You would think that by now, When Mountains Speak would have mined out the rich psychedelic seam that is their musical preference, that it would have given up all of the sonic gems it had been hiding. This might be the case if the band had a more specific vision of psychedelia. The art of doing what they do, in the broadest of terms at least, is that their take on the genre is all-encompassing, expansive and unrestrictive. One large enough to take in free-form proggy experimentation, ambient sonic haze, oriental beats and jazzy grooves, cinematic flows and no small amount of sonic avant-gardening. Once you define your parameters this wide, you have the best of both worlds – you can plough a broadly psychedelic furrow knowing that the field, while it might twist and turn, never really ends.

Silky Trident is the perfect example of the band doing precisely this. Like much of their material, this is the result of a live recording, and I suspect there is no small amount of jam vibes and improvisational flow at work, the sound of the three musicians bouncing off each other, inspired by and infused with their fellow player to create a unique finished article.

Drum patterns skitter and punctuate, sometimes using a beat to drive things on, occasionally happy just to add percussive motifs to the piece. The bass lines are melodic and exploratory simultaneously, an essential approach to tether the song, giving Steven Clarkson the freedom to drive the guitar lines to some strange and distant sonic shores.

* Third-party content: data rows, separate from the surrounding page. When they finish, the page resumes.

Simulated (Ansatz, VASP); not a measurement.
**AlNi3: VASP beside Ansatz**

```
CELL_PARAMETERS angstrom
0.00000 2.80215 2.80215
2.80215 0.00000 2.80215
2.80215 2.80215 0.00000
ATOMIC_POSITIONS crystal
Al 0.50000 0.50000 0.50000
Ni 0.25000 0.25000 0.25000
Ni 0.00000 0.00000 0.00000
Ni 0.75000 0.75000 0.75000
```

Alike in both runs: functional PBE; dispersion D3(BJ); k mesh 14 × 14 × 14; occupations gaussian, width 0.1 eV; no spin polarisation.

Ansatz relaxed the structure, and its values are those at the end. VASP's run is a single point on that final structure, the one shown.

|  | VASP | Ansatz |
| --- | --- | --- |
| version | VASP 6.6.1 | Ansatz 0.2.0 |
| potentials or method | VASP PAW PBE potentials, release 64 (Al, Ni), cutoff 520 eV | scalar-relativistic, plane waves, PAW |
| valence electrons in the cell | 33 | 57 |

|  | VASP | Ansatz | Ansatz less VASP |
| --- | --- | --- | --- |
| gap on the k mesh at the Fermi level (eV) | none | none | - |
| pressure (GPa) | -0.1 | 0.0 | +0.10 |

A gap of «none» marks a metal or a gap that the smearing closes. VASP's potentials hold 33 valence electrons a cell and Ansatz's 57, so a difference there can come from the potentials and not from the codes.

It’s a long song; it has to be to develop the ideas found here. When a guitar line drifts off into the ether, a bass line spirals down into almost mathematic-inspired loops, or the drums seek to explore different time signatures (or even their absence), the band allow themselves enough time to commit totally. Such wayward noodling, beat experimentation, and avant-grooviness needs plenty of time to get into its stride; the three-minute pop song format just isn’t going to cut it.

As always, the song feels like we are in familiar territory, but once you get on board, you realise that there is only the most general sense of having passed this way before; the reality is that you are a long way from home, that comfort zones, even those you have built within the When Mountains Speak sound, have been left far behind.

Familiar yet totally fresh, recognisable but only in the broadest sense, classic When Mountains Speak territory yet still pushing at the furthest boundaries of their own broad sonic spectrum. Nice!